Pinoy comfort food
A visiting relative from the US, here on an extended holiday, has been feasting on basic, good old Filipino food and on lazy days, she whips up good old American comfort food for the nieces and nephews to feast on as well. A contrast on the type of food we exchange on a regular basis during her Philippine visit shows the big difference between her idea of Filipino comfort food and our children’s idea of what fun food should be.
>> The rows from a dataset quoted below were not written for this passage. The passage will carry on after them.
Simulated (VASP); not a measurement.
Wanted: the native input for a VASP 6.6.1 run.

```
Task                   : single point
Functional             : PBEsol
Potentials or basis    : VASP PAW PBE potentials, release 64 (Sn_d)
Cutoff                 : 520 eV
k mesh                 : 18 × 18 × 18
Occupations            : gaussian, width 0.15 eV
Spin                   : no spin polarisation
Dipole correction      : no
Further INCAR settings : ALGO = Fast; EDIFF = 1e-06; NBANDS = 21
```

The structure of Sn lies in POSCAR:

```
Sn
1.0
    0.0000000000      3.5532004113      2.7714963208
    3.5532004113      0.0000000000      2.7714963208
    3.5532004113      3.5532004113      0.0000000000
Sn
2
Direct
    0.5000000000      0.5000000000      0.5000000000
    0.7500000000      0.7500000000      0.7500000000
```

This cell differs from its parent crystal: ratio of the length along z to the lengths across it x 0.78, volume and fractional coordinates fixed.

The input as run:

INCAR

Linda Wehrman, a sister of my wife Babes, has been active in the local bridge circuit these last couple of months, meeting new faces in the local scene, enjoying afternoons of duplicate bridge with seasoned players like Pocholo Lozano. I myself don’t even know the basics of this card game, but I do know that the very tight circle of bridge players in the country are die-hards, and they regularly host or organize games three or four times a week. Most of them are seniors, quite a few even in their 80s, but sharp as a razor yet, according to Linda, who herself is a tournament player in the US, travelling to far places sometimes to engage in this highly cerebral game. She is hoping to be a part of the Philippine bridge team, but it seems that the schedule of qualifying matches does not quite jive with hers.
When she arrived, she couldn’t get enough of the mussels and clams and had these daily, enjoying the soup and the shells. Apparently, the mussels, clams and oysters in the US, though much bigger than our local ones, are more bland, less salty than ours. It was a daily treat for her, along with mongo, which she genuinely enjoys not just for the nutritional value but for the taste as well. The fried lumpiang gulay was also a mainstay on the lunch table for her, and she relished the mongo sprouts and the vinegar dip, which she terribly missed as well as the ginataang alimango with pako, those curly ferns, which come really cheap and are still a common sight in public markets.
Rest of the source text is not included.